Actress known for Doctor in the House and Reach for the Sky

Born: June 27, 1921;

Died: January 19, 2019

MURIEL Pavlow, who has died aged 97, was a popular stage and screen actress known for playing sweet, wholesome women notably in such hit British films as Doctor in the House and Doctor at Large and the Douglas Bader biopic Reach for the Sky.

Born in Lewisham, south-east London, Pavlow – whose Russian father and Swiss-French mother changed their name from Pavlov in order to fit in – grew up in Rickmansworth, Hertfordshire and showed acting talent from an early age. She made her film debut at the age of 13 in the Gracie Fields musical Sing As We Go (1934).

In 1936, aged 15, she made her stage debut in Glasgow – playing a nine-year-old in a production of The Old Maid starring Hollywood actress Lillian Gish – at the King’s Theatre. She continued to be cast as children right up to her late teens when, thanks to John Gielgud, she finally landed a grown-up role – in the play Old Acquaintance.

Pavlow’s last juvenile role was in Quiet Wedding (1941) – a romantic comedy starring Margaret Lockwood – which was filmed during the run of Old Acquaintance. The war caused her to pause her acting career – she joined the Wrens – which resumed in the theatre with Terence Rattigan’s drawing-room comedy While the Sun Shines (1945), and on the screen in the thriller Night Train to Dublin (1946), with Robert Newton.

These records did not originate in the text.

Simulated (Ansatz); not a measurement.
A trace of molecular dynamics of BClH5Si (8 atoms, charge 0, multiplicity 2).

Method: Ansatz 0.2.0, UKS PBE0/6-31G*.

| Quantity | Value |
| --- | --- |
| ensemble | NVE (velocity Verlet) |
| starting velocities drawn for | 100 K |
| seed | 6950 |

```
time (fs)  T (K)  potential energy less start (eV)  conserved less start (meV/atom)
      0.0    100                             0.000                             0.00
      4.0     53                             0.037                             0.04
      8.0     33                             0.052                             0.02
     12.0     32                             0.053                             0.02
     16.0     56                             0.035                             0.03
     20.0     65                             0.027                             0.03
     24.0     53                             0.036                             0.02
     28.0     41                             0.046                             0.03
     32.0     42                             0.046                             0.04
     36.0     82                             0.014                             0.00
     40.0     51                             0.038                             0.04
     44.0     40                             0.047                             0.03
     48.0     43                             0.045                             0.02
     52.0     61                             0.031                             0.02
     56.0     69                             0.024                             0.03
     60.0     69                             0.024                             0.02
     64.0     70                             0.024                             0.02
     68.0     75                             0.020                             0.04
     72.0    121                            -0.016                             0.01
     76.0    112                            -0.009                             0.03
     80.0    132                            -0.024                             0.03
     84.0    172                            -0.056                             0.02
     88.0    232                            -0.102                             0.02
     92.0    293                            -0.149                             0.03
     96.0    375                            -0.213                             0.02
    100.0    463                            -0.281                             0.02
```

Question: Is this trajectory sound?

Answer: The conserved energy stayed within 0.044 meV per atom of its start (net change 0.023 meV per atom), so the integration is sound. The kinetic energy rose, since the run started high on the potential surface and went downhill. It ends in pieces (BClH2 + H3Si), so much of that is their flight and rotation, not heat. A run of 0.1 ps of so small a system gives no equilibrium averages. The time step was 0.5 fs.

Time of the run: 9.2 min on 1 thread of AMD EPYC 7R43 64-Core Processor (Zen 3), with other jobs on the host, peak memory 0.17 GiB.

For the 1947 blackmail melodrama The Shop at Sly Corner, Pavlow was cast as the sweet, violin-playing daughter of shady antiques dealer Oskar Homolka. Derek Farr, who had been Margaret Lockwood’s leading man in Quiet Wedding, was cast as her love interest – to her great delight. “I nearly fainted because he was my pin-up, believe it or not, I thought he was marvellous, he had such wonderful blue eyes. And the first scene I had with him I had to come flying down the stairs and throw myself into his arms and kiss him. And that did it! I married him three months later.”

The 1950s saw Pavlow, by now under contract to Rank, become increasingly well-known, thanks to her performances in such diverse films as the Technicolor fashion melodrama It Started in Paradise (1952), the war movie The Maltese Story (1953), the Kay Kendall-Peter Finch comedy Simon and Laura (1955) and, especially, the hit comedies Doctor in the House (1954) and Doctor at Large (1956) in which she starred alongside Dirk Bogarde.

Having read Paul Brickhill’s book Reach for the Sky, Pavlow lobbied to be cast as Thelma, the supportive wife of Douglas Bader (Kenneth More), the amputee fighter pilot, in the film adaptation in 1956. Her performance cemented her reputation as the archetypal loyal wife/wholesome girlfriend.

On stage, too, Pavlow enjoyed a good run in her thirties. Her season at the Shakespeare Memorial Theatre at Stratford-upon-Avon, in 1954, saw her play such roles as Titania in A Midsummer Night’s Dream and the Biancas in The Taming of the Shrew and Othello.

After a handful more films at Rank plus a role in the first of Margaret Rutherford’s Miss Marple outings – Murder She Said (1961), film offers evaporated, and Pavlow concentrated on the theatre, often appearing with Farr, notably on tours of Australia with the plays Odd Man In and Mary, Mary. She also popped up on TV dramas throughout the following decades, notably Dixon of Dock Green, Emmerdale, The Bill and House of Cards.

Farr died in 1986, and Pavlow was last seen in the all-star Stephen Poliakoff drama Glorious 39 in 2009.